In Cohick’s world, the book and art make, and should be perceived as, a “strange” continuity. His vision and embrace of the collagraph suggest a 21st century version of William Blake. He names his nearer contemporaries as Ken Campbell, Walter Hamady, Amos P. Kennedy, Jr., Karen Kunc, Emily McVarish, Dieter Roth and Nancy Spero. In the Books On Books Collection, those far and near can also be found in Eleonora Cumer, Raffaella della Olga and Geofroy Tory.
Your House (2006) Olafur Eliasson Hardback handbound with 454 laser cut leaves. H273 × W432 × D114 mm. Edition of 225, of which this is #210. Acquired from Carolina Nitsch Contemporary Art, August 2020. Photos: Books On Books Collection, displayed with permission of the artist.

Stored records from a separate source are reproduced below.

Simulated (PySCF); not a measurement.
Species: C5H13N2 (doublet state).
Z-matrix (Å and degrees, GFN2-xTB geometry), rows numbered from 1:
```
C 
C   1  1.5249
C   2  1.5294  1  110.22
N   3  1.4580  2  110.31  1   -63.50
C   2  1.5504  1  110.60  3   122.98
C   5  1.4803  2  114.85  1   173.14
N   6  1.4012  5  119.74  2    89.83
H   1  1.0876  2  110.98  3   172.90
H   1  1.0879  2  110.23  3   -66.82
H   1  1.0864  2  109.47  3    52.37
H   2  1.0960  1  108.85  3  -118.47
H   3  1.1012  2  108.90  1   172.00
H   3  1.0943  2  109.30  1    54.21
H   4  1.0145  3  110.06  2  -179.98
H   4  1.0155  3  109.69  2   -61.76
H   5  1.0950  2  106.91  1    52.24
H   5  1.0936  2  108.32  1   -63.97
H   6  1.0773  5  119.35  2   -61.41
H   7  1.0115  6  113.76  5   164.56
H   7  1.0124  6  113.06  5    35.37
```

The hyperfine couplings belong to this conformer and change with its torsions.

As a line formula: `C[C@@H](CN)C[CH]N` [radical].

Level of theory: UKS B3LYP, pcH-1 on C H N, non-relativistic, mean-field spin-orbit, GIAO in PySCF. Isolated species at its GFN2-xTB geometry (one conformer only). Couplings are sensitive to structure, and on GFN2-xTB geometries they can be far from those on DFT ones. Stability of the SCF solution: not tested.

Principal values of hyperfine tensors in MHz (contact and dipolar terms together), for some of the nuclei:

Your House is a laser-cut model of Olafur Eliasson’s residence in Copenhagen at a scale of 1:85, which means that each page equates to a 220 mm section of the actual house. How do you read a work like this — physically? At the 22″ mark in the video below, the pages fall in a cascade like a flipbook, but for the most part, their size, accumulated bulk and weight — and delicacy — defy that handling. They must be turned slowly and carefully. Your House heeds the task of the arts as posed by the architect Juhani Pallasmaa, “in our age of speed, …to defend the comprehensibility of time, its experiential plasticity, tactility and slowness” (The Embodied Image, p. 78).
As you move from Your House‘s entrance to its exit, the outlines of walls, floors, stairs, doors, domes, windows, fireplaces and bookcases tremble in the air. Is this what Gaston Bachelard calls “the material imagination”? What Juhani Pallasmaa calls “the embodied image”?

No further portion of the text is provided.